Last Fall I counted the cost of using my cane...and today I can say that I have pretty much reached the other side.
Now I can always see the benefits of using my cane and asking for help. I can see the benefits of being transparent and open. I am so grateful for the lessons I have learned in dependence and interdependence. I experienced the difficult moments and the joy of my mask of independence being stripped away. This hit me yesterday while giving a presentation to a group of future social workers from a local college. As I sat listening to my other coworkers speak I glanced around the room at each face that I could see...and I thought just for a moment about what made each of these students an individual, what made them, them? And as I got up to speak I was reminded that each of them has something, big or small that could hold them back from being the best social worker. And yet, if they use this aspect of themselves, it can also be used to strengthen and grow them to be more effective and influencial. I was reflecting on this while thinking of a conversation from the movie The Guardian. The below conversation occurs when Jake Fischer is potentially getting kicked out of the academy for getting arrested after a fight in a bar. Obviously, the whole conversation doesn't apply to me...but having context helps:
Ben Randall: [refering the the accident that killed Jake's friends] I've read the report Jake. Your blood alcohol level was zip that night. I'm guessing there was a flip for designated driver, you lost.

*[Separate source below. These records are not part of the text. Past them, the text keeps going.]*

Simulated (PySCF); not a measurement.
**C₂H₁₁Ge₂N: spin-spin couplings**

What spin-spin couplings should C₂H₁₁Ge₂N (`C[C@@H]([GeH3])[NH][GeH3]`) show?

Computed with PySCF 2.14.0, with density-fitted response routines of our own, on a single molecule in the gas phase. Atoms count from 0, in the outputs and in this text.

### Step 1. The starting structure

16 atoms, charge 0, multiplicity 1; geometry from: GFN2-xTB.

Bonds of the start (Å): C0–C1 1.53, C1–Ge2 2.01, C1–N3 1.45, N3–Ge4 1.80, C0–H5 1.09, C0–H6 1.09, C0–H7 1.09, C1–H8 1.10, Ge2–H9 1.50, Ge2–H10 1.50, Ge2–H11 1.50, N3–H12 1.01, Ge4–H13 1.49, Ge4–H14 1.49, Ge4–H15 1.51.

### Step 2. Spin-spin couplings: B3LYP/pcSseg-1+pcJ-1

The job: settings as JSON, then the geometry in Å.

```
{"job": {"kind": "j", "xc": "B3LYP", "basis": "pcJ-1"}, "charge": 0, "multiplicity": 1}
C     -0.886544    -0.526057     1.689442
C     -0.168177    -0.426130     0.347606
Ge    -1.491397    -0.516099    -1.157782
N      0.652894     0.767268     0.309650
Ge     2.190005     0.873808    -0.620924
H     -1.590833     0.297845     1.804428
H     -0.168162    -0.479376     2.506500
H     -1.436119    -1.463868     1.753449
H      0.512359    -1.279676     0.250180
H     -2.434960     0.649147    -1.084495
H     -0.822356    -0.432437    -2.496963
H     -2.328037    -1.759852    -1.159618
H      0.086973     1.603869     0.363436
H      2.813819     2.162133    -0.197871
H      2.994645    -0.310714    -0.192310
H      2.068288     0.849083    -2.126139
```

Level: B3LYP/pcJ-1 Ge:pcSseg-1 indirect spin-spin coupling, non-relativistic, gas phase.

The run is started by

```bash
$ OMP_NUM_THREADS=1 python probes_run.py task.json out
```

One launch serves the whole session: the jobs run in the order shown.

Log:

Jake Fischer: I guess that just makes it all go away, huh?
Ben Randall: No, it doesn't make it all right, it just makes it an accident. At least that's how it reads. You were 16 years old Jake. I'm not your priest, but if I was I think maybe you deserve a pass.
Jake Fischer: You're giving me a pass. You think you know everything, with your psychobabble bullshit. Why am I here? Why are you here, huh? Your too old to be doing this, you washed up here. You don't want to be teaching a bunch of kids in a pool, am I right? I don't give an eff what you read or who you talked to. You don't know about me.
Jake Fischer: I have me under control.
Ben Randall: I can see that. The only difference between you and me is that I don't wear the ones I lost on my arm. I know where your at Jake. I'm there myself. I ask myself everyday why I was the one who survived.
Jake Fischer: And?
Ben Randall: And if I can't answer that for me, I'm certainly not going to try to answer that for you. Have a seat. I want you to start being a member of this team. The team you have now. You have a gift Jake. You're the best swimmer to come through this program, hands down, by far, and you've got a whole record board to prove it. But you know what I see when I look at it? I see someone fast enough who's going to get there first. I see someone strong enough who's going to last. I see someone who can save a life maybe no one else could. You really want to honor then initials on your arm? Then honor your gift. Save the ones you can Jake. The rest, you've got to let go.
The difference between me and the person sitting on the other side of the desk, is that I have come to a place where I can acknowledge that God has strengthened and refined me because of my disability. He has transformed my heart and my mind to meet people where they are at because of the challenges I have overcome. I can empathize with these individuals, I can see that it sucks to be where they are at, however I can see that there is a greater hope than isolating in your house because you are afraid to leave familiar surroundings.
I also knew that this change had happened in my heart when I went to leave to spend time with friends a couple of times last week and thought to myself; "ok, what do I need in my purse?" And when the answer always included "cane" with out a second thought, I knew that this had become a part of my life. It si a part of me that I don't resent, a part that I don't regret. It is simply a part.
I am so grateful for the things God will continue to teach me and do through this journey and so grateful to recognize the victory on the other side of what felt like despair and hopelessness.